This talks about CVS manifests. And since CVS manifests are stored in
certificates

> +  if (global_sanity.debug) L(F("%s") % debug());
> ^^ huh?  why do you test global_sanity.debug here?

it enables much much more debugging output (computing which is expansive).

> I think we now have _four_ implementations of "build a changeset given
> manifests" -- in 'db rebuild', in cvs_import, in git_import, in
> cvs_pull.  Surely we can do better than this...

Of course!

> Why is the stringtok code included verbatim in _both_ cvs_client.cc
> and cvs_repository.cc?

Bad idea. I probably should create another common used header.

> = cvs_sync.hh ==
> 
> We can't have a public struct cvs_edge and a different private struct
> cvs_edge in cvs_import.  Just... no.

Agreed.

> Why are all of cvs_edge's fields marked 'mutable'?  There are hardly
> _any_ good reasons to use 'mutable', certainly none that don't also
> have explanatary comments...

Will have to take a look ...

> +  mutable unsigned cm_delta_depth; // we store a full manifest every N 
> revisions
> +  static const unsigned cm_max_delta_depth=50;
> ^^ it seems like a very bad idea for cvssync to be making storage
> decisions like this.  If this is a good idea, we should be doing it in
> a global location (like database.cc); if it isn't a good idea, we
> shouldn't be doing it here (and doing it here will make it harder to
> implement any future good ideas).

The certificate used for storing the CVS revision for each file is delta
encoded. Since some of my projects easily reached 3000 revisions, I
decided to store the full map every 50 revisions (instead of traversing
every stored revision to reconstruct the current value). Certificates
are stored uncompressed, base64 encoded so space is precious here :-( .

> = options.hh =
> 
> +#define OPT_SINCE 99 // use a custom number ...
> ^^ huh?

I had to change this number too often on merges, so I decided to take
one from an unused domain. Should get 37 once included. Or better can we
already reserve a number for netsync in mainline ;-) ?

> = netxx_pipe.cc =
> 
> Would it make more sense to add these into netxx itself?  (E.g., make
> Probe itself handle pipes?)  Normally modifying included libraries is
> a bit distasteful, but netxx is orphaned upstream and we already have
> some local enhancements included.

So pushing it into netxx seems logical. But PipeCompatibleProbe is
designed to be minimally invasive, so inclusion might recommend a
rewrite of both (which is beyond my current interest).
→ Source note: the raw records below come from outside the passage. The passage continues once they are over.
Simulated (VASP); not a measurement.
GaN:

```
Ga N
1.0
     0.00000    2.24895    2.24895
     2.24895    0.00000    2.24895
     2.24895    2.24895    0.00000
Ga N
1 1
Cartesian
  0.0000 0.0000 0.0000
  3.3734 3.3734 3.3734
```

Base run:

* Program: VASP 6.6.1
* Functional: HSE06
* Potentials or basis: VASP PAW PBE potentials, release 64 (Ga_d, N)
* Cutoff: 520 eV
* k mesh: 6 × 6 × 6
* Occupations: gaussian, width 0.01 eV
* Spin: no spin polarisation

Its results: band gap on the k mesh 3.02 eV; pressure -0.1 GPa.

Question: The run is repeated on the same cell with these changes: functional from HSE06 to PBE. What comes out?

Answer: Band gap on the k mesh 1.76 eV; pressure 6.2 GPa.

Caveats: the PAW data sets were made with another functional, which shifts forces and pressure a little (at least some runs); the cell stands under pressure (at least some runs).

> We already require a unix shell environment on windows for building
> and testing, so your test can assume the existence of "ls" there.
> 
> Perhaps it would be better to use 'cat' (with no args) as the program
> spawned for the test, then you could test writing to stdin, reading
> from stdout, probe blocking until a timeout when there is no output,
> maybe others?

Perhaps the above mentioned pipe_test_client.c program is a good idea
since it can test for binary transparency (i fear problems with line
endings), input output dependance etc. I simply ran out of motivation
for the Win32 platform.

> (And maybe also "echo", to test command line passing to the spawned
> program?)
> 
> Your command-line quoting for win32 is wrong (as your comment notes).
> win32/process.cc already has correct win32 quoting code, duplicating
> this finicky task is quite silly, we should find a way not to do that.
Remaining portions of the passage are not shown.